Tuesday, October 4, 2016

St. Francis Day: Extending the Circle of Compassion

Maybe it’s just that social media has made it easier to know about what is happening in parishes across the country, but it seems like St. Francis Day is celebrated more widely than it used to be. Parishes bless pets on or near October 4, and people remember some of Francis’s words or share images of St. Francis with their friends. 
Once we get past the sentimental side of St. Francis, we see a saint who showed great compassion to poor people, giving up his own privileges to live in solidarity with the poor. While it is nearly as easy to romanticize or sentimentalize his poverty and his compassion for the poor as it is his compassion for animals, when we set aside the sentimental side, his story is very striking. Francis took Jesus’s teachings seriously, and his life shows us what following Jesus can look like.

Francis’s compassion flowed out of his love for Christ. Francis did not neglect worship, and his attention to the words of Christ in the Gospel guided his heart and his mind, but he also did not neglect action in the world.  As Francis understood as a deacon, when the Gospel works long enough on someone’s heart and mind, the natural result is compassion that extends in an ever-widening circle.
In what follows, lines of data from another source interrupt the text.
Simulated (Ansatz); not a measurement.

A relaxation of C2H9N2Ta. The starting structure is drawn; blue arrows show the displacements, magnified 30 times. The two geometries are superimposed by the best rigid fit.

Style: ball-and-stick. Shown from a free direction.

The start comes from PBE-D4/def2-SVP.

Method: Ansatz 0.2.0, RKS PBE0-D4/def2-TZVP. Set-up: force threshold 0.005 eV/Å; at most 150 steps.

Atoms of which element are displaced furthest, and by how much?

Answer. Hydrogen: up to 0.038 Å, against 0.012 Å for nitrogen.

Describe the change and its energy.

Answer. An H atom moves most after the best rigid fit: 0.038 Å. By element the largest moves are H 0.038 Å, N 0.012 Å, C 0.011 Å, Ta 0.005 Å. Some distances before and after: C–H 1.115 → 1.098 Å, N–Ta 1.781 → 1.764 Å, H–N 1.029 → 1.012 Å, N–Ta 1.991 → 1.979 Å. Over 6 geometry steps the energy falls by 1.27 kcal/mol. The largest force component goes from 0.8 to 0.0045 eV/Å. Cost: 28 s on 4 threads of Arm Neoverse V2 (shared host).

The great work for Christians today is to extend that circle of compassion not only in wider and wider circles in our present world, but also to extend that circle to future generations. Compassion says that if we see the potential for living things to suffer now or 10, 20, 50, or 100 years from now, we should do whatever we can to alleviate 
that suffering.

We are told that St. Francis preached to the birds, and he is often depicted as a friend to the birds. The reality this St. Francis Day is that climate change is endangering the birds. Climate change is threatening all living things, but we are so paralyzed by this that this evening’s debate for vice-presidential candidates did not include a single question about dealing with climate change or its effects. We spend much of our lives acting as if nothing is happening. 



Bill McKibben recently wrote Recalculating the Climate Math, which very clearly explains why we have to leave fossil fuels in the ground and rapidly develop clean energy sources. Using new information from Oil Change International, McKibben’s essay argues that to keep global warming below 1.5 degrees C. “we’ll need to close all of the coal mines and some of the oil and gas fields we’re currently operating long before they’re exhausted”. 

We are nowhere near doing that. We may admire St. Francis’s compassion for the birds and for the people who stand to suffer first and worst from climate change, but our compassion is not yet great enough to overcome the fear of change that keeps us from doing what we must to address climate change in any meaningful way or even to talk about it very often.

Perhaps next St. Francis Day our churches could honor Francis by hosting serious discussions about climate change and its impacts, or by encouraging parishioners to advocate for action on climate. If we can find as much compassion for people suffering the effects of climate change and for the birds and wild animals and plants as we have for our domestic pets, we all might stand a chance of surviving this century.